Breaking News
Loading...
Sunday 18 July 2010

Info Post



I've known for a while that it was coming. I've winced with nervous dread many a time as my wife scanned through the DVR, looking for something to watch in the interest of making room for yet another Real Housewives of wherever. It has stared back at me from it's spot near the bottom of the alphabetized queue... solemn, unmovable and implacable. TWILIGHT. Being as that my better half has been subjected to sitting through countless Fulci chunkblowers, not to mention the innumerable brain dead slashers and morally questionable Italian cannibal epics, I feel it only fair for me to occasionally tread more conventional waters. But this whole Twilight thing has always irked me. Not for some supposed stake of horror superiority or being able to espouse that "vampires don't sparkle, man!". I simply have long been of the belief that it's something not aimed at me, so why would I bother complaining about or endlessly, breathlessly railing against it. I am neither the gender or age targeted by the brutal media campaign being waged on today's teen girls with the precision and force of Rommel leading the 7th Panzer division into France by skirting the Maginot line.

My point is, I was sort of just hoping they would release all 18 films (or however many they pad this out to) and the Twilight phenomena could run its course without me having to get my eyeballs dirty. No such luck though, not for this pop culture glutton and admitted media savant. So, with much recalcitrance, I braced myself as my wife hit play and the "saga" began to unfold.

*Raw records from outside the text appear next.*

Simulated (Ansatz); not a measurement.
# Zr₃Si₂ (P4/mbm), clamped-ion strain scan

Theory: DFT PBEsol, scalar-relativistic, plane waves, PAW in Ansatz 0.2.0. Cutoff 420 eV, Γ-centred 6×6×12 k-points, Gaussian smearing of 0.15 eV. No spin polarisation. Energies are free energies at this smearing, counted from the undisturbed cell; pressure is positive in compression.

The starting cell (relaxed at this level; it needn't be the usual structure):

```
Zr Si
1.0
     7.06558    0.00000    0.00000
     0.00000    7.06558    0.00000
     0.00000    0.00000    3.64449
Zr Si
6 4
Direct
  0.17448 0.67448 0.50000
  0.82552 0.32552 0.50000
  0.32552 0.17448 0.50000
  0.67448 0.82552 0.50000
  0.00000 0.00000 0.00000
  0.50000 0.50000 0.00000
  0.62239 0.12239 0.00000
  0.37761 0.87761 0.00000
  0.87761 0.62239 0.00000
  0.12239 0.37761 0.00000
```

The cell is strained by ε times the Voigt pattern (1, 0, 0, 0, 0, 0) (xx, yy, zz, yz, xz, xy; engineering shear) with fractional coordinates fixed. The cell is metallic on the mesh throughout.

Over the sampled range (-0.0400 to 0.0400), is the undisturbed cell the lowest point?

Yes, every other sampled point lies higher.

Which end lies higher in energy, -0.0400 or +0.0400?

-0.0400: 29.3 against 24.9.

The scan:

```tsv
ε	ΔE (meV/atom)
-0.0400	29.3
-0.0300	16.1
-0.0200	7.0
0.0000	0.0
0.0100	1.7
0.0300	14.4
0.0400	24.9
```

I won't make any bones about it, the first Twilight film is utterly horrible. It's cloying, forced teen drama is absolutely embarrassing to behold. It's less a film than a collection of overheated, desirous glances between two of the most vapid leads imaginable. Even if, like me, you'd read enough in the media to know what to expect, it's still somewhat shocking to experience firsthand how heavy handed the nature in which the ham fisted narrative is presented. When Robert Pattinson's "vampire" character Edward Cullen shows his true, sparkling form to Kirsten Stewart's Bella and says something to the effect of "See, I'm a monster!" my wife and I broke into gales of incredulous laughter. But, as the film laboriously plows through such moments of ass clenching exposition, a strange thing begins to happen. One becomes inured to the inanity of it all due to the brazenly dumb earnestness of its presentation. I respect that this film set out to hit an extraordinarily large target and managed to verily obliterate said target through sheer simple mindedness. Despite an admittedly vast tonal gulf between Twilight and the best of my favorite horror films, they manage to do the most important thing that films of their varied ilk can do. They succeed in giving their intended audience exactly what they went to the theater to see.

So, imagine my surprise when I heard the words, "Well, let's rent the next one On demand and see if it gets any better. I guess I kind of want to see the werewolf stuff." escape my lips! Turns out, the second film, New Moon, is vastly superior. The romance becomes a love triangle when one of Bella's friends hits puberty and, with the help of an ancient family curse (and no small amount of steroids), becomes a potential suitor. For you see, he can offer Bella protection without having to turn her into an undead, soulless vampire. This is the Team Edward/Team Jacob stuff you've heard so much about. That's all there is to it friends. Twilight is nothing more than a tale of a young girl coming of age, torn between two men and the decision of choosing what's best for her or choosing what she wants most. Not exactly Videodrome, but it's serviceable and in all honesty exactly the amount of subtext this sort of story needs. New Moon also sees the leads and supporting characters taking on more dimension and the inclusion of some well shot and thrilling (albeit quite tame) action set pieces doesn't hurt either.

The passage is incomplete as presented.